I love to come up with a cake that offers a slightly different flavour and texture profile. This one fulfils all the criteria and is a lovely balance between sweet and savoury. A big hit with the dish team.

150 grams instant polenta 200 grams caster sugar 2 teaspoons very finely chopped fresh rosemary zest 2 lemons and 1 orange (use the juice for the syrup) 100 grams ground almonds 100 grams gluten-free plain flour 2 teaspoons baking powder

2 teaspoons whole aniseed, toasted

1 teaspoon sea salt

3 large eggs, size 7

200ml olive oil (use a light, fruity oil or use 100ml olive oil and 100ml neutral oil)

TO FINISH

Honey and Bay Leaf Syrup (see recipe right)

You will need a 20cm springform cake tin, lightly greased and fully lined with baking paper.

Preheat the oven to 160°C fan bake.

Put the polenta, sugar, rosemary and citrus zests in a food processor and process for 20 seconds. Tip into a large bowl and stir in the ground almonds, flour, baking powder, toasted aniseed and the salt to combine well.

Whisk the eggs and oil/oils together and pour into the dry ingredient­s, stirring to combine well.

Tip the batter into the tin and smooth the top.

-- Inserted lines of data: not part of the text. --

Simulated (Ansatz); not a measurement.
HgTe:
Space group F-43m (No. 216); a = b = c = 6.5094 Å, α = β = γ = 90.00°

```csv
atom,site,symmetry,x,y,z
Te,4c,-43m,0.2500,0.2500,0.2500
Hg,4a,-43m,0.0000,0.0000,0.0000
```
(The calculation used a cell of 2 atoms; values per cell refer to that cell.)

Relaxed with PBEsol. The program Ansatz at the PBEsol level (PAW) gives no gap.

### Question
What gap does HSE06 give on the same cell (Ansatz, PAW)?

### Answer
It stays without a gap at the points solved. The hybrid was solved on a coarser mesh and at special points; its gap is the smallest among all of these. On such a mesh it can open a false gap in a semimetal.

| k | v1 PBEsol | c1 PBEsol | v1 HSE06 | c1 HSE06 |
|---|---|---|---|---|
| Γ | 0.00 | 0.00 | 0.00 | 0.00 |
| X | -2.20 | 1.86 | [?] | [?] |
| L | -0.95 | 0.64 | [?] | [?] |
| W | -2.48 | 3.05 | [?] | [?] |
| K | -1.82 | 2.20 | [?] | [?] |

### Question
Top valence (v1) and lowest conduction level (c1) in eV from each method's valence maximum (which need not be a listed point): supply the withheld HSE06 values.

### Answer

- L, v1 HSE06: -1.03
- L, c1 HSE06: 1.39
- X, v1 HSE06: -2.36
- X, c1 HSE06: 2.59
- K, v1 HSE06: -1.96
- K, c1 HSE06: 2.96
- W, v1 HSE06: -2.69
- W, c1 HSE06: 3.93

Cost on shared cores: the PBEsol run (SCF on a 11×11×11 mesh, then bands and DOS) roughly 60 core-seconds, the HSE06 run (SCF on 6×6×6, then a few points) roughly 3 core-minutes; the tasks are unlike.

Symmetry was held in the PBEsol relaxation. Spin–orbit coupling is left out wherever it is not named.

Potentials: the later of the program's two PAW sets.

Bake for about 45 minutes, or until the cake is pulling away from the sides and is risen and lightly golden. A skewer inserted into the centre should come out clean.

When the cake comes out of the oven, immediatel­y brush with half of the syrup.

Leave to cool completely in the tin. Reserve the remaining syrup.

Place a plate over the cold cake and turn out so the bottom is now the top. Rewarm the remaining syrup with the lemon and bay still in, and spoon everything over the top.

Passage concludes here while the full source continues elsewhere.